In this article, I’d like to take one step forward and focus on how to make sure the changes stick after projects are completed.
Here’s the thing. When change initiatives end successfully, organisations have an incredible opportunity to learn from what went well and adapt their way of working/thinking/behaving across the whole organization.
In reality, this doesn’t happen most of the time. In fact, organisations, despite the success of the change initiative, go back to their “old” norms and behaviors, so they treat the change project as an ad-hoc and standalone project.
There is a good reason for that.
Organisations have their own culture and don’t like to change it unless leaders realise the company culture is not a fit anymore to improve performance.
In fact, culture change is a top-down initiative. Without clear direction, full commitment, and involvement from the leaders, cultures don’t change. Full stop.
However, executing successful change initiatives gives a terrific opportunity to organisations to see things from a different perspective and embrace new ways of work for the future.
Let’s bring an example.
Imagine you’re running a change initiative to explore a new market by providing a new set of services or products. A sort of pilot test for now.
During uncertainties, this happens quite often.
If you follow the right steps, you have:
·Built a new vision and new objectives for the project.
·Anticipated internal resistance
·Communicated internally the new project vision and why that matters
·Built a cross-functional team to lead, build the strategy and manage the initiative
As the project goes on, the team decides to build a new set of values, norms, rules to work together. It’s what I call “the rules of the game”. They decide how they will communicate, what they won’t tolerate, how they will fight resistance, what risks and challenges they will experience during the journey, how they will deal with issues and conflicts, etc.
Not just that. As they start dealing with a new market with a new offering, they also realise they have to change other things to adapt to external forces. For example:
·The new market doesn’t like organisations with an old-fashioned approach
·The new type of clients requires a different mindset
·The message to the market should be different than what they used in the past
·Their offerings must bring innovative solutions
In other words, the team is setting a new way of thinking and acting, internally but also towards the market.
Imagine that worked. They got some great results. The test is now validated.
But…imagine they have disrupted old norms and behaviors. They now realise the new culture they built for the team shall be embraced by the whole organisation. Leaders like that. Why? Because there is proof now that a new culture works.

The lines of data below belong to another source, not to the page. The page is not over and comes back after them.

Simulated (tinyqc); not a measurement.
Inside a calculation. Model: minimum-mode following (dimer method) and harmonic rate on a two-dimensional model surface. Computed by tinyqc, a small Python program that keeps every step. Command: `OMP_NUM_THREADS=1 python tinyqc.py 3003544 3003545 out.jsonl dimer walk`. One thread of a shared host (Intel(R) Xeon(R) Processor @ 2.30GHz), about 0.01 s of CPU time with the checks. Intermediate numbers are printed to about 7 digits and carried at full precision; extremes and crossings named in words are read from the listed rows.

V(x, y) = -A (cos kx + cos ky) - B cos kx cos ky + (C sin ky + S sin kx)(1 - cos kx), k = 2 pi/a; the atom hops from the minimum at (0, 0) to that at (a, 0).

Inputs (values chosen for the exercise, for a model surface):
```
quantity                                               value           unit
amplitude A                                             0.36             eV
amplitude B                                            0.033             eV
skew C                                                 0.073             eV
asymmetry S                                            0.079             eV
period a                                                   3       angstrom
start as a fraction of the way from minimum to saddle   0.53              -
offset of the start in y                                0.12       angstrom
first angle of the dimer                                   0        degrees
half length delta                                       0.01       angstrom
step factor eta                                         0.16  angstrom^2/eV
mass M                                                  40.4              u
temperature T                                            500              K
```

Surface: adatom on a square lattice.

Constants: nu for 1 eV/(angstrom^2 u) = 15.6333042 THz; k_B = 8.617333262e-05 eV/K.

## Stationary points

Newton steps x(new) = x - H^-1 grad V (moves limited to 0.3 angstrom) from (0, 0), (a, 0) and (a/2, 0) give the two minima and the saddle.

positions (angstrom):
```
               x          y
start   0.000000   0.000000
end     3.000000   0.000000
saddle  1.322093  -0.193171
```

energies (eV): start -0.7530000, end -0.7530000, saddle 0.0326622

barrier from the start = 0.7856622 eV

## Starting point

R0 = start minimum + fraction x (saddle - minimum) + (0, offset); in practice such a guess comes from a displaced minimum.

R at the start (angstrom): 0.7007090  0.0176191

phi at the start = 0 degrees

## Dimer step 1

Visionaries leaders see these opportunities all the time and maybe don’t need validation from projects. But sometimes, when you are stuck, tangible results from change initiatives can really help leaders to make strategic decisions like changing the company culture.
In this short example, I hope you realise it’s possible to drive changes from anywhere in the organisation. However, it’s always up to the leaders to embrace the changes and make sure these changes stick across the organisation for the long term.
Changes drive culture. Culture drives changes. This is how you evolve and improve as an organisation.